Pairs of matroids $(M_1, M_2)$ with $\mathcal C(M_1) = \mathcal B(M_2)$

Yes there are more pairs like that. We know we can specify a matroid by its set of circuits and bases.

So now let $$B=C=\{X\subset\{1,2,3\}| |X|=2\}$$ Now consider the matroids $$M_1=(\{1,2,3,4\},\text{bases}=B)$$ $$M_2=(\{1,2,3,4\},\text{circuits}=C)$$ So $M_1$ and $M_2$ both have underlying set $\{1,2,3,4\}$, and there bases resp circuits specified as above. These will not be uniform matroids, but by definition have the required property.

Claim: Given two loop-free matroids $M_1$ and $M_2$, $\mathcal{B}(M_{1}) =\mathcal{C}(M_2)$ if and only if $M_1$ and $M_2$ are both partition matroids with $M_1 = \bigoplus_{i = 1} ^nU_{r_i,n_i}$ and $M_2 =\bigoplus_{i = 1} ^n U_{r_i-1,n_i}$.

Since bases (respectively, circuits) of a direct sum of matroids are just the disjoint union of bases (respectively, circuits) of the summands, it's enough to prove the above claim in the case when $M_2$ is connected.

Claim: Let $M_2$ be connected. Then $\mathcal{B}(M_1)=\mathcal{C}(M_2)$ if and only if there exist $1<r<n$ such that $M_1 = U_{r,n}$ and $M_2 = U_{r-1,n}$.

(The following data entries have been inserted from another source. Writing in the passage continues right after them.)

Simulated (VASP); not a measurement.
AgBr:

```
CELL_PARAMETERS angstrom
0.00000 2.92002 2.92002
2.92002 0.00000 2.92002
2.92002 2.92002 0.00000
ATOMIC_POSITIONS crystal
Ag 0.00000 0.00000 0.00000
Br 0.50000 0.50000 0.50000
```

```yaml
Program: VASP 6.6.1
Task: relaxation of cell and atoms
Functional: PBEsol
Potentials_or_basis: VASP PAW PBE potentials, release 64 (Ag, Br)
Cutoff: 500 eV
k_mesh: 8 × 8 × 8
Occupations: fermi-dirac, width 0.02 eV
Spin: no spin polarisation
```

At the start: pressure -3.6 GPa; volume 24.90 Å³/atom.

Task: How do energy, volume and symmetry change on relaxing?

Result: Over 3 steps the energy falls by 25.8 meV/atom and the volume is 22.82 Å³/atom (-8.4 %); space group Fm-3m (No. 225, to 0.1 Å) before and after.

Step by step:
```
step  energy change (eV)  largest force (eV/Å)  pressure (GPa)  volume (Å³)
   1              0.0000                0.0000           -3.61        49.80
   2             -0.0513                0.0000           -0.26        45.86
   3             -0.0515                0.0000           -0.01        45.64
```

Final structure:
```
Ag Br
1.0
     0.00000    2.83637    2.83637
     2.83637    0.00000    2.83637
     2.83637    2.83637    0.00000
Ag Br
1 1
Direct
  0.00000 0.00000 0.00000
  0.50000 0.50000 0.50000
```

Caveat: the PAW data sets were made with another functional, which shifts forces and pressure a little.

The "if" direction follows directly from the definition of uniform matroids. To prove the "only if" direction first let $r$ be the rank of $M_1$. Then every circuit of $M_2$ has cardinality $r$ and so by connectivity $M_2$ has rank $r-1$. So by Exercise 1.3.4 in Oxley's Matroid Theory, $M_2$ is uniform. Say $M_2=U_{r-1,n}$. Then $B(M_1)$ is the set of all $r$ element sets of an $n$ element set and so $M_1=U_{r,n}$, proving the claim.